Skewing safety numbers is despicable

By Editor in Chief

Dorm rooms in the Loop may be advertised to students as on-campus housing, but area colleges are quick to dissociate dorms from campuses when students are attacked.

Columbia is the only college among the four major Loop institutions—including Robert Morris, Roosevelt and DePaul universities—to consistently label crimes occurring in dorms, like the University Center, 525 S. State St., as on-campus, while the others either haven’t consistently counted dorms as on-campus or don’t report dorm crimes at all, which could make their campuses appear safer than they are.

As reported on the Front Page, The Jeanne Clery and Higher Education Opportunity Act, a federal mandate that requires colleges to compile security reports, specifies student-housing facilities as on-campus, even if they’re shared with other institutions or are commercial residences, like the UC or the 777 S. State St. dorms. Any institution governed by the act is violating federal law if it doesn’t report student-housing crimes as on-campus.

The issue here is the lack of clarity in every institution’s varying definition of what’s “on campus.”

Robert Morris has student housing options in the UC and Fornelli Hall, 55 E. Washington St., yet reported zero on-campus crimes from 2010 to 2012. Curious, because they reported three criminal offenses in their residence halls in the same time period.

Roosevelt only started reporting student housing crime numbers as on-campus in 2012, saying it added its new building, 425 S. Wabash Ave., that year and “geographical changes” newly defined the UC as on-campus. DePaul doesn’t include the UC in its on-campus crime statistics either and denotes which instances are DePaul-related in the numbers they do report.

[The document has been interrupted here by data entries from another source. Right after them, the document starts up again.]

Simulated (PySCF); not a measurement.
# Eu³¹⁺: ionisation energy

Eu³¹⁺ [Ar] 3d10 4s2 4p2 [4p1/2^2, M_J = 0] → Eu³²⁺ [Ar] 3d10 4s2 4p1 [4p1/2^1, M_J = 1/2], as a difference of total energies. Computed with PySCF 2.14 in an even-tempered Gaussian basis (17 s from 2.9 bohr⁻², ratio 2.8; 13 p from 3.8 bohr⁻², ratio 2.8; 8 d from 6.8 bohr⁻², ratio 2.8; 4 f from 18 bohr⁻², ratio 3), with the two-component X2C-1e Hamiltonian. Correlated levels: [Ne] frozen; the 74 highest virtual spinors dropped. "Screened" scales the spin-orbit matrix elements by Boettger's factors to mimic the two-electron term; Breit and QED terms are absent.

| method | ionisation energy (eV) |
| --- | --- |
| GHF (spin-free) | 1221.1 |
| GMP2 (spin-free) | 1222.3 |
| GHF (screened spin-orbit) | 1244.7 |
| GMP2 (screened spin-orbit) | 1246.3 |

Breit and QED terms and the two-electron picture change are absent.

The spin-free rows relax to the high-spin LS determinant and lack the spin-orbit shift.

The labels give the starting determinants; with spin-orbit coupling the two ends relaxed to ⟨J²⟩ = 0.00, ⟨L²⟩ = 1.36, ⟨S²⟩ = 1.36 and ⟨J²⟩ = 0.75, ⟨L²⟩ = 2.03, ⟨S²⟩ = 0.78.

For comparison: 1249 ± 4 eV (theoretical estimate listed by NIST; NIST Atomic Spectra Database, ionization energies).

Columbia is the only area college that consistently reports all of the crimes in its residence life buildings as on-campus.

Colleges and universities shouldn’t be reporting their crime statistics—which include sexual offenses, burglaries and liquor law violations—just because it’s the law. They should report any and all crimes because it’s the right thing to do. If administrators’ own children were staying in those dorms, they’d sure as hell want to know what’s going on inside them, and as a college student concerned about safety, I’d want to know if somebody has been sexually assaulted or burglarized in my building, possibly a few hundred feet away from my everyday living space, regardless of what school they attend.

The Clery Act was enacted to provide unequivocal safety information to students, not to lead them to believe expensive residence life halls are safer than they actually are. It’s noble of Columbia’s Office of Safety & Security to take that mission seriously, and Roosevelt also gets a pat on the back for its full compliance this year. But DePaul and especially Robert Morris need to adjust their record keeping.

Colleges across the country, not just in the South Loop, have not only a federal duty but a moral obligation to their students to report accurate, inclusive safety numbers. Anything other than full cooperation with the Clery Act is not only a federal crime, it’s a moral disgrace.